Washington's decision to encourage Tokyo's military expansion could upset Korea and other neighboring countries, which worry about resurgent Japan's militarism, the New York Times said Friday.
"Despite the benefits for the United States, the efforts by Japan to enhance its military capabilities present the Obama administration with a conundrum. While American officials have welcomed Japan's willingness to shoulder a larger share of the region's security burden, those moves have been watched warily in Korea, another key American defense partner," the paper said.
Tensions between Korea and Japan over Tokyo's lurch to the far right mean that the U.S. "has struggled to get its two closest Asian allies to conduct even low-level military cooperation. The agreement on Thursday called specifically for trilateral cooperation between the United States, Korea and Japan to face common threats, like North Korea's nuclear program."

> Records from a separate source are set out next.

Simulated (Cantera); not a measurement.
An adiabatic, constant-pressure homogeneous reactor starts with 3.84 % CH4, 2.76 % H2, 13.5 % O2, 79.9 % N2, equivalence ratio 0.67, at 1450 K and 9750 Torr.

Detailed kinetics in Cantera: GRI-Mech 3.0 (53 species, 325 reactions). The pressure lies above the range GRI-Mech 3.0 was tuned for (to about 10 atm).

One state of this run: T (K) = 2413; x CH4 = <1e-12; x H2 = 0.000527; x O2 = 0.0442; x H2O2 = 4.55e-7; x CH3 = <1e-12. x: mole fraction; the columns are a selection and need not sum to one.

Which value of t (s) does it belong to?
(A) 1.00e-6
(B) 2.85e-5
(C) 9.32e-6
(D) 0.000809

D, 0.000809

China has voiced similar worries. A Chinese Foreign Ministry spokesman said in a statement that Japan-U.S. alliance is no more than a bilateral arrangement and should not go beyond its bilateral scope.
The spokesman added that the parties involved should work to contribute more to regional peace and stability and promote mutual trust.
Washington agrees that Tokyo should be able to assist other allied nations in case of an emergency, exercising a right to so-called collective self-defense which its current postwar constitution rules out. The U.S. appears not to have discussed the matter with neighboring countries.